While working with the Theano GPU machine learning set shown here , i encounter this error:
AttributeError: ('Bad input argument to theano function with name "TRNN.py:80" at index 0(0-based)', "TheanoRNN instance has no attribute '__trunc__'")
And I can't trace the error to a specific line of code. Can someone please show me how to fix this?
Here are the files:
TRNN.py
import operator
import theano
import theano.tensor as T
import numpy as np
class TheanoRNN():
"""Theano verison of the RNN"""
def __init__(self, worddim, hiddendim=100, bptt_truncate=4):
self.worddim = worddim
self.hiddendim = hiddendim
self.bptt_truncate = bptt_truncate
U = np.random.uniform(-np.sqrt(1. / worddim),
np.sqrt(1. / worddim),
(hiddendim, worddim)
)
V = np.random.uniform(-np.sqrt(1. / hiddendim),
np.sqrt(1. / hiddendim),
(worddim, hiddendim)
)
W = np.random.uniform(-np.sqrt(1. / hiddendim),
np.sqrt(1. / hiddendim),
(hiddendim, hiddendim)
)
self.U = theano.shared(name='U', value=U.astype(theano.config.floatX))

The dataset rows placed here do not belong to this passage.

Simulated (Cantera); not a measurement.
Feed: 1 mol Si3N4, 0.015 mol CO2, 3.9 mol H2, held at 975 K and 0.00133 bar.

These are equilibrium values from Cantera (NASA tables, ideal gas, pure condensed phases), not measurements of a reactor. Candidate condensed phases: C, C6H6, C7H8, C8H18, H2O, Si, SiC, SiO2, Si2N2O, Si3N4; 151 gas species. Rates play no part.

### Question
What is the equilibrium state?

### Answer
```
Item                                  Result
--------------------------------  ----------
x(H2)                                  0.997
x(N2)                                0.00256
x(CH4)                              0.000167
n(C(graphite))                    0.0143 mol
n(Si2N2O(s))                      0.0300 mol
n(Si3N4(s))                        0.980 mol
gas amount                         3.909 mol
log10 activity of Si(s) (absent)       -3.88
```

self.V = theano.shared(name='V', value=V.astype(theano.config.floatX))
self.W = theano.shared(name='W', value=W.astype(theano.config.floatX))
self.theano = {}
self.__theano_build__()
def __theano_build__(self):
"""No clue what this does yet."""
U = self.U
V = self.V
W = self.W
x = T.ivector('x')
y = T.ivector('y')
def forward_prop(x_t, s_t_prev, U, V, W):
s_t = T.tanh(U[:, x_t] + W.dot(s_t_prev))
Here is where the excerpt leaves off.